In my experience (20+ years of IT adminship work), the primary reason for this practice (others are listed below) is that users basically didn't trust Windows with their data and hard drive space.

Windows has long been notoriously bad at staying stable over time, cleaning after itself, keeping the system partition healthy and providing convenient access to user data on it. So users preferred to reject the filesystem hierarchy that Windows provided and roll their own outside of it. The system partition also acted as a ghetto to deny Windows the means to wreak havoc outside of its confines.

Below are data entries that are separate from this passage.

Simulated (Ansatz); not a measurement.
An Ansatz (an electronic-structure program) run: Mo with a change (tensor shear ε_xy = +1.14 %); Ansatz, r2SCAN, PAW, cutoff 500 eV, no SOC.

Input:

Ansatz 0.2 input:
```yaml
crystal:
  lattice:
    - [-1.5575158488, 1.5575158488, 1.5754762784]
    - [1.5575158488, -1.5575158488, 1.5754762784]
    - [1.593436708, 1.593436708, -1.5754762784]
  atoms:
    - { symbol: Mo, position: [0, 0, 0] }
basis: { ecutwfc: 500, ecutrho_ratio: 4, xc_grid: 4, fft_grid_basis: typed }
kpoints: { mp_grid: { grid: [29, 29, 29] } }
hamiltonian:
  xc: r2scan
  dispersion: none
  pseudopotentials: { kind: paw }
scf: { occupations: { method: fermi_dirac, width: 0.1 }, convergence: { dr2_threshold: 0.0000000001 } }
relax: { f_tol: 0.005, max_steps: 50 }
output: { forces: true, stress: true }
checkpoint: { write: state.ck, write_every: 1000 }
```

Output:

  • There are lots of products, including those from Microsoft, that don't uninstall cleanly and/or cause compatibility and stability issues (the most prominent manifestation is leftover files and registry entries all around and DLL Hell in all of its incarnations). Many files created by the OS are not cleaned up afterwards (logs, Windows updates etc), leading to the OS taking up more and more space as time goes. In Windows 95 and even XP era, advice went as far as suggesting a clean reinstall of the OS once in a while. Reinstalling the OS required an ability to guarantee wiping the OS and its partition (to also clean up any bogus data in the filesystem) -- impossible without multiple partitions. And splitting the drive without losing data is only possible with specialized programs (which may have their own nasty surprises like bailing out and leaving data in an unusable state upon encountering a bad sector). Various "clean up" programs alleviated the problem, but, their logic being based on reverse engineering and observed behaviour, were even more likely to cause a major malfunction that would force a reinstall (e.g. the RegClean utility by MS itself was called off after Office 2007 release that broke assumptions about the registry that it was based on). The fact that many programs saved their data into arbitrary places made separating user and OS data even harder, making users install programs outside of the OS hierarchy as well.
    • Microsoft tried a number of ways to enhance stability, with varying degrees of success (shared DLLs, Windows File Protection and its successor TrustedInstaller, Side-by-side subsystem, a separate repository for .NET modules with storage structure that prevents version and vendor conflicts). The latest versions of Windows Installer even have rudimentary dependency checking (probably the last major package manager in general use to include that feature).
    • With regard to 3rd-party software compliance to best practices, they maneuvered between maintaining compatibility with sloppily-written but sufficiently used software (otherwise, its users would not upgrade to a new Windows version) -- which lead to a mind-bogging amount of kludges and workarounds in the OS, including undocumented API behavior, live patching of 3rd-party programs to fix bugs in them and a few levels of registry and filesystem virtualization -- and between forcing 3rd-party vendors into compliance with measures like a certification logo program and a driver signing program (made compulsory starting with Vista).
  • User data being buried under a long path under the user's profile made it inconvenient to browse for and specify paths to it. The paths also used long names, had spaces (a bane of command shells everywhere) and national characters (a major problem for programming languages except very recent ones that have comprehensive Unicode support) and were locale-specific (!) and unobtainable without winapi access (!!) (killing any internationalization efforts in scripts), all of which didn't help matters, either.
    So having your data in the root dir of a separate drive was seen as a more convenient data structure than what Windows provided.
    • This was only fixed in very recent Windows releases. Paths themselves were fixed in Vista, compacting long names, eliminating spaces and localized names. The browsing problem was fixed in Win7 that provided Start Menu entries for both the root of the user profile and most other directories under it and things like persistent "Favorite" folders in file selection dialogs, with sensible defaults like Downloads, to save the need to browse for them each time.
  • All in all, MS' efforts bore fruit in the end. Roughtly since Win7, the OS, stock and 3rd-party software, including cleanup utilities, are stable and well-behaved enough, and HDDs large enough, for the OS to not require reinstallation for the entirety of a typical workstation's life. And the stock hierarchy is usable and accessible enough to actually accept and use it in day-to-day practice.

Secondary reasons are:

  • Early software (filesystem and partitioning support in BIOS and OSes) were lagging behind hard drives in supporting large volumes of data, necessitating splitting a hard drive into parts to be able to use its full capacity.
    • This was primarily an issue in DOS and Windows 95 times. With the advent of FAT32 (Windows 98) and NTFS (Windows NT 3.1), the problem was largely solved for the time being.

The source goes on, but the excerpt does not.